After reaching a new record high this year, global demand for coal is set to plateau and then fall by 2030, the International Energy Agency (IEA) said in its Coal 2025 report published on December 17. During the process, China - the world's largest coal consumer - will continue to have the most influence in shaping market trends.
Edging up by 0.5% from the previous year, global coal demand will top 8.85 billion tonnes in 2025, the IEA believes, to set a new all-time high. Looking ahead, the international energy watchdog sees worldwide demand levelling out before starting "a very slow and gradual decline". By the end of this decade, global coal consumption may ease by 3% from the 2025 level, the IEA adds.
During the process, China's role remains critical, the report notes, pointing out that China's coal consumption alone is 30% more than that of the rest of the world combined.
In general, the IEA anticipates coal demand in almost all of China's major sectors will soften, dragging the country's total consumption down from about 4.95 billion tonnes this year to an estimated 4.77 billion tonnes by 2030.
Presently accounting for roughly 62% of the country's total coal consumption, coal demand from the power sector will remain pivotal in the next five years. However, the IEA predicts that the sector's use of thermal coal will drop from 3.09 billion tonnes this year to 3.03 billion tonnes in 2030, mainly driven by intensified competition from other energy sources.
Despite the 5% on-year growth anticipated for China's overall electricity demand this year, the country's coal-fired power output may dip by 0.2% from the previous year, reflecting "the crowding-out effect of the expansion of clean energy", the IEA says.
While the country plans to lower coal's share in electricity supplies from 55% in 2024 to 43% by 2030 and boost the share of renewables from 37% to 49% over the same period, coal consumption in the sector should continue to fall, with the fossil fuel "increasingly serving as a strategic reserve", the IEA notes, citing government documents.
As for thermal coal demand for China's other non-power applications, the IEA estimates the volume to drop from 1.12 billion tonnes this year to 1.08 billion tonnes by 2030. The agency notes the strong headwinds that China's cement industry – historically the largest industrial consumer of thermal coal – is facing from the sluggish real estate market.

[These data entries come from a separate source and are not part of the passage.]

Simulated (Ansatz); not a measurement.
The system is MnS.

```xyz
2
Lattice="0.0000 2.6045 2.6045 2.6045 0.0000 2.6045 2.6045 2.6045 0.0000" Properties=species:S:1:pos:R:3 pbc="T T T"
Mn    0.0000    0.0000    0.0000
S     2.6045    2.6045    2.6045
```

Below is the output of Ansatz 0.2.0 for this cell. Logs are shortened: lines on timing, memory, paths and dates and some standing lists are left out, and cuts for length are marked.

Meanwhile, the country's consumption of metallurgical coal in steelmaking is also expected to decline from 742 million tonnes this year to 665 million tonnes by the end of this decade, as the IEA sees more Chinese mills shifting to electric arc furnace steelmaking from the traditional blast furnace-basic oxygen furnace route.
For coal supply, the IEA expects that global production will shrink from 9.11 billion tonnes this year to 8.64 billion tonnes by 2030, following the downtrend in demand.